OpenFlow/SDN is not a silver bullet
Last autumn Todd Hoff (the author of the fantastic High Scalability blog) asked me to write a short article explaining the scalability challenges SDN and OpenFlow in particular might be facing. It took me “a while”, but I finally got it done – the OpenFlow/SDN Is Not a Silver Bullet for Network Scalability article was published last Monday.
I like the high-end router analogy - you have a CPU running all the control plane tasks and downloading the results (FIB) to the linecards. an OpenFlow controller is in fact skipping the CPU, downloading the info from a centralized location directly to the linecards but this 'info' is (usually) a flow something much more granular than a mac address or an IP route and the distance tends to be a bit larger compared with the cpu location:) as stretched out so many times.

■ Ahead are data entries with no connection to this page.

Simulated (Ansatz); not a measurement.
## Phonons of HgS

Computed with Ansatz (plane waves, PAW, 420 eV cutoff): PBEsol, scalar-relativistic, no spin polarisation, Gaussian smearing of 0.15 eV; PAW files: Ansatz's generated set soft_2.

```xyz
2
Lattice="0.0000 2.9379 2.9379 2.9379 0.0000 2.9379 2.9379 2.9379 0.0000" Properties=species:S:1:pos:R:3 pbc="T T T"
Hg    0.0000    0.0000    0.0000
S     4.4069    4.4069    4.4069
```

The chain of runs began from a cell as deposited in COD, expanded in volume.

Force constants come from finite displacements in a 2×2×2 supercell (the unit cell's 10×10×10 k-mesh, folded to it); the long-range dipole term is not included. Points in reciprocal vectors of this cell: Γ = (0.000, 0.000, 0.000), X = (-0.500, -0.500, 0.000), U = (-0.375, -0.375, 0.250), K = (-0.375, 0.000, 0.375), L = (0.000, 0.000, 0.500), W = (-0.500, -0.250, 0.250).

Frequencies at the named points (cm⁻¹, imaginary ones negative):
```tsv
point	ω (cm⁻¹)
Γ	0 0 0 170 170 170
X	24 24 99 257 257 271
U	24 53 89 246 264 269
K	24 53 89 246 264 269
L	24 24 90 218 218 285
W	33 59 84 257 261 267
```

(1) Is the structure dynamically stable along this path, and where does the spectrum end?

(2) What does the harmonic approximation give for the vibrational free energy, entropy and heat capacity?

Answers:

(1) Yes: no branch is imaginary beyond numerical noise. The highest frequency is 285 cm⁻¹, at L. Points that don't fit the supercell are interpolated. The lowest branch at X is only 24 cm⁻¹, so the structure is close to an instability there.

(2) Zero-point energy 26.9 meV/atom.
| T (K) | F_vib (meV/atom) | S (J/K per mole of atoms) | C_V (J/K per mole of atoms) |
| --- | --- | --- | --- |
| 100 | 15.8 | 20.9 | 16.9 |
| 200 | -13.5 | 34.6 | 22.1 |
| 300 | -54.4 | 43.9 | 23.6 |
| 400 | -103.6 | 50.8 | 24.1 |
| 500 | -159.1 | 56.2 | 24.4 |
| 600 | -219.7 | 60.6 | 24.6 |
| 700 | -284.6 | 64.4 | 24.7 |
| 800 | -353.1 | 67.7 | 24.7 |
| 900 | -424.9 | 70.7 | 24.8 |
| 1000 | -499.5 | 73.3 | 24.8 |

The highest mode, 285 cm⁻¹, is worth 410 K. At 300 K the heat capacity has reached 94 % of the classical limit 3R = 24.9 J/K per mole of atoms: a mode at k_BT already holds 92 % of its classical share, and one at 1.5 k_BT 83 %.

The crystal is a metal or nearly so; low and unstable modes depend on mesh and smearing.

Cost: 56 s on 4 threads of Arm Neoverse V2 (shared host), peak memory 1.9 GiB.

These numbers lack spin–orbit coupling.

moreover, each high-end router vendor will tell you how more and more tasks are offloaded to the linecards. this includes control plane functions and also data path info (i.e. downloading the alternate FIB entry along with the best FIB entry to speed up the convergence).
OpenFlow will definitely catch its niche, running on access or a specific service (hybrid, while infrastructure tasks are controlled by plain old CP) . i don't see it going beyond.
What would be great for my networks would be to then be able to use TOR gear instead of traditional
6k/MX which could be done today but for some reason vendors hate MPLS in most of their TOR gear which drives me crazy.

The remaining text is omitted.